Of course, there were other factors in the race besides the fate of Martin Luther King Jr. Television was now in 90 percent of American homes, opening the door for the first televised presidential debates in U.S. history. That first debate — which drew an audience of some 70 million viewers — is best remembered for Nixon’s sallow appearance and the possibility that bad makeup determined the outcome of the election. But the debate, and the three that followed, also underscored the remarkably thin role that actual issues played in the campaign that year.
The campaign was so devoid of clear ideological battle lines that one JFK acolyte, Harvard professor Arthur Schlesinger Jr., produced a small campaign book called “Kennedy or Nixon — Does it Make Any Difference?” Journalist Murray Kempton wrote, in a phrase that would take on a whole new meaning three years later, that “neither seems a man at whose funerals strangers would cry.”

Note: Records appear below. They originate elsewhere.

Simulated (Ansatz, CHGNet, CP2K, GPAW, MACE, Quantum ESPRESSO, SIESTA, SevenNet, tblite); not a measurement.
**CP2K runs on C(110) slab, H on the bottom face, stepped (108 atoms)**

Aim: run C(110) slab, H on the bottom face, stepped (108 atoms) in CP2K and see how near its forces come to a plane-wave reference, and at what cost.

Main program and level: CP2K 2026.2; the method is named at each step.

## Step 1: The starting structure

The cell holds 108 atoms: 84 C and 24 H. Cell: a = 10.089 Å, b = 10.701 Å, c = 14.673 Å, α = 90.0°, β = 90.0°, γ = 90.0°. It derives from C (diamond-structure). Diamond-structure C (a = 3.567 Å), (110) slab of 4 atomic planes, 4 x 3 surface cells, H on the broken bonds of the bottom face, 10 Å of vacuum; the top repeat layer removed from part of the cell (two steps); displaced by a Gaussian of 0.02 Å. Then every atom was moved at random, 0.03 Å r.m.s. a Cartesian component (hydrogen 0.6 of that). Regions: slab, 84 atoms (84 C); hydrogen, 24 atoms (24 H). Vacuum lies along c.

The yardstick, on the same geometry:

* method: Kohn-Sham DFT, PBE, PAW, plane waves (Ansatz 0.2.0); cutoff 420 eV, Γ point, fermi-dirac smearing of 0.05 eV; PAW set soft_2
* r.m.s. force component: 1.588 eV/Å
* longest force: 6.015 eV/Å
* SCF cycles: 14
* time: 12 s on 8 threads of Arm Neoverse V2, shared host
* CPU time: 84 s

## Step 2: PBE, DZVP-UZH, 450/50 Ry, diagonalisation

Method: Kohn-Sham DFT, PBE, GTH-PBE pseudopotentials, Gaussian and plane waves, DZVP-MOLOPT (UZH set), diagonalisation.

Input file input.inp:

So, would it have mattered had Nixon won instead of Kennedy in 1960? The answer, for the entire world, is yes.
It’s true that in much of the domestic and foreign policy arenas, it’s difficult to imagine major alternatives to the history that really played out. As Nixon demonstrated when he did become president eight years later, he was no conservative warrior against an overweening federal government; you can thank him for presiding over the creation of the Environmental Protection Agency. Similarly, Nixon, like JFK until his last months, was hawkish on foreign policy and took a stiff anti-Communist line.
But there is one instance where Nixon in the White House rather than Kennedy could have led to a series of wildly different alternatives: Cuba.
At first, they likely would have pursued similar approaches: Nixon almost certainly would have signed off on the Bay of Pigs invasion in 1961, as Kennedy did. Plans were well underway during the last month of the Eisenhower administration, and Nixon was not only supportive but — according to journalists David Wise and Thomas Ross — wanted the invasion to take place before the election, because the toppling of Fidel Castro would have made Nixon’s election a “cinch.” (When Kennedy raised the possibility of such an effort during one debate, a furious Nixon, who believed JFK had used confidential background briefing information to advance the notion, was forced to condemn the idea publicly).
Unlike Kennedy, however, Nixon would have probably provided the air cover that Kennedy did not. Nixon advocated the use of American power throughout his career (he wanted the U.S. to help keep the French in power in Vietnam in 1954). Whether such air cover would have been enough to lead to an overthrow of Castro is doubtful. Castro was at the peak of his power and popularity; the invasion would have only further tarnished the U.S. for its botched coup attempt.
More significantly for the United States, Cuba and the rest of the world is what happened next: the decision by the Soviets put offensive missiles in Cuba.
Some Nixon partisans might argue the Soviet Union would not have gone that route. After all, one explanation for Nikita Khrushchev’s decision to place the missiles was that at a summit in Vienna in June 1961, Kennedy had seemed uncertain, unsure of himself in the face of Khrushchev’s aggressive posturing. (“He savaged me,” Kennedy said later.) That performance helped convince Khrushchev that Kennedy would accept the placing of offensive missiles in Cuba — especially since (by the White House’s own judgment), the missiles would not alter the strategic balance of power. By contrast, Khrushchev had met a more assertive Nixon when they faced off in the 1959
“Kitchen Debate” during Nixon’s visit to Moscow. With “America’s No. 1 Anti-Communist” in the Oval Office, it’s possible that the Soviet leader would have stayed his hand, and there would never have been a Cuban missile crisis.